Our day-trip dollars become micro-loans to empower rural women, writes Naomi Estall.
I didn't actually get inside Ho Chi Minh's mausoleum because my friend refused to enter that forbidding grey stone temple. As a schoolgirl in Moscow she'd been dragged along to view long-dead Lenin, and said she'd seen enough of embalmed bodies to last a lifetime.
Still, travelling with a Russian did have its advantages. She was made welcome everywhere in Vietnam - the practical help the Russians gave after the American war is still remembered. Her engineer grandfather had been involved in building the huge hydroelectric dam in Hoa Binh Province on the Da River, about 70km southwest of Hanoi. And here we were, in Hoa Binh Province, on a similar mission, though infinitely smaller.
Travelling in developing countries is always a mixed pleasure: the delights of colourful street scenes mixed with the sadness engendered by seeing children too poor to go to school. There are the daily dilemmas: should I give money to begging children and so make it more profitable for their parents to keep them out of school? Should I buy touristic tat from impoverished street vendors? Perhaps we'd found a solution.

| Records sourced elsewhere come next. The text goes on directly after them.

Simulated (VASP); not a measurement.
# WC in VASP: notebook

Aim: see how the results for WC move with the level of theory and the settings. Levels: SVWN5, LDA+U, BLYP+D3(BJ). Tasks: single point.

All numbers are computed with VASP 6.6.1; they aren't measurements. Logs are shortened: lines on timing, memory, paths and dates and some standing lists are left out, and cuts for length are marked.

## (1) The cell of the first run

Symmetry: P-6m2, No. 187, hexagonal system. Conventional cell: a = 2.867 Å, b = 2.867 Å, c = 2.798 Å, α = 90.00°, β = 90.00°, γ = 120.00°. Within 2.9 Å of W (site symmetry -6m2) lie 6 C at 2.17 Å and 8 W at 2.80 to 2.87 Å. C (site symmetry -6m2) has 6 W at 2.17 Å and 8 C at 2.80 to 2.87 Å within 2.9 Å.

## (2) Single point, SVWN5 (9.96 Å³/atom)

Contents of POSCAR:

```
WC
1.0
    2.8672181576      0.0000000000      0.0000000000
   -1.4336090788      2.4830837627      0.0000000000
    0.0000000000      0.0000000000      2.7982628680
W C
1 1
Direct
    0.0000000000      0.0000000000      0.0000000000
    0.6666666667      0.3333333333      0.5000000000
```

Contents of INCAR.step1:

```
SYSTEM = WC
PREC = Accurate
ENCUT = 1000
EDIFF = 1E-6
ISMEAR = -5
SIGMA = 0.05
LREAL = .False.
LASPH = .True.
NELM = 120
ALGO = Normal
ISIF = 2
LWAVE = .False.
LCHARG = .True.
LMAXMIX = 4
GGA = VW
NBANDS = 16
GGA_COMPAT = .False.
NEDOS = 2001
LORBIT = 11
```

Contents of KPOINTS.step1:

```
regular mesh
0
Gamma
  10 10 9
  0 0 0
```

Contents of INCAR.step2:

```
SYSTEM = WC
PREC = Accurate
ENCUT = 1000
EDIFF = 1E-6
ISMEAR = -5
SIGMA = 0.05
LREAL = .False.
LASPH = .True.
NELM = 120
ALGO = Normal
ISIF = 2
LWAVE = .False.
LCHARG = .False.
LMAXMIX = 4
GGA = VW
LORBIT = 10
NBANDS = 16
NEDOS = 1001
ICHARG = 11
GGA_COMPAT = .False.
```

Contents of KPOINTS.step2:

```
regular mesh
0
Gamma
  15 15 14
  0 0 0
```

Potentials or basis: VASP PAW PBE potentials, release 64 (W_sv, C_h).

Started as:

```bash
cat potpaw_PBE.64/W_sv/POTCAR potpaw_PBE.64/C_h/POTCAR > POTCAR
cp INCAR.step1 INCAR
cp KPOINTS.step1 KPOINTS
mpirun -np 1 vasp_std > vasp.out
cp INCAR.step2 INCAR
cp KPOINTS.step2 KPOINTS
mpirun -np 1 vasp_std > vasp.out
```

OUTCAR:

We meet our Vietnamese guide, Loan Nguyen, in downtown Hanoi, that beautiful, lively city of seven million. The air is hazy with the fumes from swarms of motorbikes and scooters. Little blue plastic chairs on the footpaths are full of slender Vietnamese, and less slender tourists, slurping pho; the tube shophouses of the Old Quarter in sharp contrast to the grandeur of French colonial edifices.
As we bump along in a minibus on our way to the commune of Phu Minh in Hoa Binh Province, yellow-starred red flags line the highway, hanging limply in the humid air. The flags are there to celebrate the 40th anniversary of the reunification of North and South Vietnam. We are there to witness micro-credit in action.
There are four of us: Russian, English, Swedish, Kiwi. We have each paid Bloom Microventures US$75 ($114) for this day-trip into the countryside and our dollars are about to be transformed into a micro-loan. Loan Nguyen is taking us to meet Bui Thi Hai, a young mother of two, who is trying to improve the lot of her family and pay for her children's schooling. Our tour fees will provide the capital she needs for her small business.
Bloom Microventures, a non-profit NGO operating in Vietnam since 2011, was started by London School of Economics graduates whose ingenious idea was to reduce poverty by using tour income as micro-loans for rural women.
"These women have no access to bank loans and are all in households below the official government poverty line," Loan explains. "We work closely with the local branch of the Vietnam Women's Union, checking applicants and sharing the risk of any default. The business ideas come from the women."
Low cloud hangs over the hills and small lakes of Phu Minh as we arrive. We've been on the road for 90 minutes, passing bright emerald rice paddies and fields dotted with gravestones.
Bui Thi Hai greets us with a smile, her shy 5-year-old daughter peeping out from behind her. A delicate woman, she must be stronger than she looks as she works on the steep hillside near her small house, planting cassava. The international price has plummeted so their crop can no longer pay for the essentials of life.
She welcomes us into her house, a single room, concrete-floored and spotless, with a lean-to kitchen. The only furniture, a sleeping platform and a cabinet supporting a small TV. It is almost shocking in its sparseness.
"In 2014 I was given a micro-loan. I bought some ducklings, raised and sold them. In less than a year I paid back my loan and made a profit," Bui says with quiet pride. "Now I am asking for a further loan of US$200 to grow my business."
We climb the steep path for cassava planting and then on to a broom-making co-operative. After a fine lunch of local dishes and a slightly unnerving encounter with a pair of docile water buffalo, we bump back to the clamour of Hanoi.
The Russian gift to the people of Vietnam, the hydroelectric dam, brought power to that small TV in Bui Thi Hai's bare room. But today's loan will bring power to Bui herself, the power to educate her kids and lift her family out of poverty.
Four months after our visit and receiving the loan, Bui Thi Hai sold 100 ducks and made US$150. She now has 150 ducks producing eggs. And her children are in school.
CHECKLIST
Getting there: Air New Zealand will start flying direct to Vietnam between June and October next year, with three flights per week.